How can I discover a mongo database's structure - mongodb

I have a Mongo database that I did not create or architect, is there a good way to introspect the db or print out what the structure is to start to get a handle on what types of data are being stored, how the data types are nested, etc?

Just query the database by running the following commands in the mongo shell:
use mydb //this switches to the database you want to query
show collections //this command will list all collections in the database
db.collectionName.find().pretty() //this will show all documents in the database in a readable format; do the same for each collection in the database
You should then be able to examine the document structure.

There is actually a tool to help you out here called Variety:
http://blog.mongodb.org/post/21923016898/meet-variety-a-schema-analyzer-for-mongodb
You can view the Github repo for it here: https://github.com/variety/variety
I should probably warn you that:
It uses MR to accomplish its tasks
It uses certain other queries that could bring a production set-up to a near halt in terms of performance.
As such I recommend you run this on a development server or a hidden node of a replica or something.
Depending on the size and depth of your documents it may take a very long time to understand the rough structure of your database through this but it will eventually give one.
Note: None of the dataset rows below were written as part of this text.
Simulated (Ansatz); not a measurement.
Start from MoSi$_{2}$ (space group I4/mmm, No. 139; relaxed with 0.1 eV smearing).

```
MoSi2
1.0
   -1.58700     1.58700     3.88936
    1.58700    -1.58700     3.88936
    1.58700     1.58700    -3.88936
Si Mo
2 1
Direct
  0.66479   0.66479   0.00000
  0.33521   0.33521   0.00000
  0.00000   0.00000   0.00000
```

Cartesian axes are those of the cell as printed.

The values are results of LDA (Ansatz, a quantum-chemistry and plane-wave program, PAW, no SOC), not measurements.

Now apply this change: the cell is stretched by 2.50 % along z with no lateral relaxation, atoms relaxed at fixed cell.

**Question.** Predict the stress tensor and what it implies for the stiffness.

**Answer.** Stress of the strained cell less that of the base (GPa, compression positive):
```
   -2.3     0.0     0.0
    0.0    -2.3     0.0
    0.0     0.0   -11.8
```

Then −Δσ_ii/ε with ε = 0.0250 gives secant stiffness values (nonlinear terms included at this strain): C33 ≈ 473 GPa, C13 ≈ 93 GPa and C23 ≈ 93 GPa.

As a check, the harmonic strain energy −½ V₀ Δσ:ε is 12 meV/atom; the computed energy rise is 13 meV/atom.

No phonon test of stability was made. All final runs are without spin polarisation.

This will print name and its type
var schematodo = db.collection_name.findOne()
for (var key in schematodo) { print (key, typeof key) ; }

I would recommend limiting the result set rather than issuing an unrestricted find command.
use mydb
db.collectionName.find().limit(10)
var z = db.collectionName.find().limit(10)
Object.keys(z[0])
Object.keys(z[1])
This will help you being to understand your database structure or lack thereof.

This is an open-source tool that I, along with my friend, have created - https://pypi.python.org/pypi/mongoschema/
It is a Python library with a pretty simple usage. You can try it out (even contribute).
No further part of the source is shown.